Jane’s Hotel takes time management out of the diners and supermarkets and drops it right in to a five star hotel. You play as Jane (obviously) who fulfills a life long dream when she plunks down some cash to buy a quaint little hotel with just a few guests with fairly simple needs. But Jane isn’t content to stay small, so she reinvests the profits and just keeps growing. As your hotel (and number of guests) grows larger, so do the amount of tasks that Jane must take on. Hectic and increasingly difficult, to be sure. But is it fun?

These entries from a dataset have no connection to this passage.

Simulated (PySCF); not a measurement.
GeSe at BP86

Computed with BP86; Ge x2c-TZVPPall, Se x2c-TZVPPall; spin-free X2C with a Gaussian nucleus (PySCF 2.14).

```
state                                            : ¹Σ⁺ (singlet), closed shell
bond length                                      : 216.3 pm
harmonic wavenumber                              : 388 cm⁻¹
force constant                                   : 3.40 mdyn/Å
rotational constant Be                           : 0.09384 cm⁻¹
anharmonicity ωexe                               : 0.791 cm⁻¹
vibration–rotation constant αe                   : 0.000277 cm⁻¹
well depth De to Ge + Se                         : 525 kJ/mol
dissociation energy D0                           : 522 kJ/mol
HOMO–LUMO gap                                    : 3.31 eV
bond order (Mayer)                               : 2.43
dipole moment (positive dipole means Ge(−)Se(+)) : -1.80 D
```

At first glance, Jane’s Hotel looks an awful like every other time management game. Jane is perky and blonde, and her hotel is colorful and cheery. The basic storyline in Jane’s Hotel is that Jane wants to work her way up to a five star hotel, and win the award for best hotel. As your hotel grows, you are able to handle more guests, and offer them more services. Jane, as proprietor, handles nearly all of the hotel guests’ needs herself. This includes everything from a cup of coffee to a bottle of champagne to a fresh paper. Jane does have a little help, though, in the form of a chambermaid who takes care of vacuuming, changing bedding, watering the plants, and so forth. However, Jane must direct the chambermaid in every task, so it really isn’t as much help as it could be.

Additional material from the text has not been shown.